This volumes dataset is a collection of Tweets scraped from the #SSNTrade and #SSNSignings hastags from across the SSN signing period (i.e. September 6th - October 8th). I later realised that the SSN team accounts rarely or inconsistently used these hashtags, so there is an added database of tweets across the signing period from the official SSN team accounts.
There are two versions of each dataset, a .json and .csv version. The .json file is more extensive, as this comes directly from the Python snscrape
module and contains a few more columns of data - and may be more easily readable if experienced with this type of file. Note though that the .json file has multiple lines of content for each tweet, which can cause some error with basic loading approaches. Here is an except of Python code that imports the tweets in the .json file:
#Option 1
tweets = []
for line in open('somethingAboutRiddlesAndFruit.json', 'r'):
tweets.append(json.loads(line))
#Option 2 (using pandas)
df = pd.read_json('somethingAboutRiddlesAndFruit.json', lines = True)
The .csv is a more generally readable file but contains a smaller amount of columns (see Data Dictionary below).
As is the general goal with this program, the idea of working with this dataset is to produce some new informative knowledge through data and/or statistical analyses, or produce a neat data visualisation to communicate your findings. This is a slightly different dataset to existing volumes, and opens up opportunities for both quantitative (e.g. like/reply/retweet counts) and qualitative (e.g. common terms, phrases) analyses.
The dataset — 'somethingAboutRiddlesAndFruit.csv' — can be viewed online by clicking the link above. To download the data, you can clone this repository or directly download the file by:
- Clicking the link above to view the dataset
- Right click on the 'Raw' button and 'Save link as...'
- Save the file wherever you like. It may be necessary to change the file extension from '.txt' to '.csv' for easier use
The somethingAboutRiddlesAndFruit.csv
file contains the scraped tweets from the #SSNTrade and #SSNSignings hashtags over the signing period.

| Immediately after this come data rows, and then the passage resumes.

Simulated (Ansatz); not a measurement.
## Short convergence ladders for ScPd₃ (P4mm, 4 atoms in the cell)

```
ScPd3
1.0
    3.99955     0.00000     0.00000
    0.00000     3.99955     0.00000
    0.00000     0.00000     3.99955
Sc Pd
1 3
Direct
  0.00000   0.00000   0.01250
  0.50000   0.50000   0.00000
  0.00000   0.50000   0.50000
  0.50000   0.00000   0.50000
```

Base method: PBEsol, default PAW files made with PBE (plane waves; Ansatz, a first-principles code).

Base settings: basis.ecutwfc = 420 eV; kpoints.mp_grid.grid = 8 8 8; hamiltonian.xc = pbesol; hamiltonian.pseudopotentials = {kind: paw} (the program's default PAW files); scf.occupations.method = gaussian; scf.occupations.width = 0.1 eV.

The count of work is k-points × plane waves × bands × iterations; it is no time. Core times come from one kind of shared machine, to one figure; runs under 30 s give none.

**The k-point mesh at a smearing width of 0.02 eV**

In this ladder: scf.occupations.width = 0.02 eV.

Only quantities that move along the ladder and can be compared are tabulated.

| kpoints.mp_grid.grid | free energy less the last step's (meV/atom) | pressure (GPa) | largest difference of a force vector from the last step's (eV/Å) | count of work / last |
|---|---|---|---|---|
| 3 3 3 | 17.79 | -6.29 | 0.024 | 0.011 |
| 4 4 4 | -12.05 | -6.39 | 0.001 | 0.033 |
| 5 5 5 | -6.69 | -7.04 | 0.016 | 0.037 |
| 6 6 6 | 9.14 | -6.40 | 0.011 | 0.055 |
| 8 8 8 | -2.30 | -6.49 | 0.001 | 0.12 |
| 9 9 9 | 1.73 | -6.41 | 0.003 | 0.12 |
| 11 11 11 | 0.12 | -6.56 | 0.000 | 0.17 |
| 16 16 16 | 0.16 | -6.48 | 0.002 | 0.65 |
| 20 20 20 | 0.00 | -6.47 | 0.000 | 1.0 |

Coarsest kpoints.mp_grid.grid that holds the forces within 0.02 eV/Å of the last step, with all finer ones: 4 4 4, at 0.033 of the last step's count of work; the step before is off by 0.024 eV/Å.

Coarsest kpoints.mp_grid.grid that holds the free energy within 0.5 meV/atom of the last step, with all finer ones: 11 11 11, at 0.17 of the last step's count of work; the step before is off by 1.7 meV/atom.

Variable | Data Type | Description |
---|---|---|
url | string | URL link to tweet |
date | dateTime | Date and timestamp of tweet (likely in local Tweeters time) |
content | string | Content of the tweet |
renderedContent | string | Content of the tweet - but perhaps includes some additional rendered elements (e.g. icons) |
id | numeric | Unique ID number of tweet |
replyCount | numeric | Number of replies to tweet (as of October 25th) |
retweetCount | numeric | Number of general retweets of tweet (as of October 25th) |
likeCount | numeric | Number of likes for tweet (as of October 25th) |
quoteCount | numeric | Number of quotes of tweet (as of October 25th) |
conversationID | numeric | Unique ID number of conversation (seems to be the same as 'id') |
lang | string | Listed language of tweet (e.g. 'en' = English) |
outlinks | list | List of weblinks included in tweet |
hashtags | list | List of hashtags used in tweet |
username | string | Username of tweeter (note this does not include the @ symbol at beginning) |
The somethingAboutRiddlesAndFruit_teamTweets.csv
contains tweets from the official SSN team accounts (irrespective of hashtag used) over the signing period. The tabulated variables above are also relevant to this file.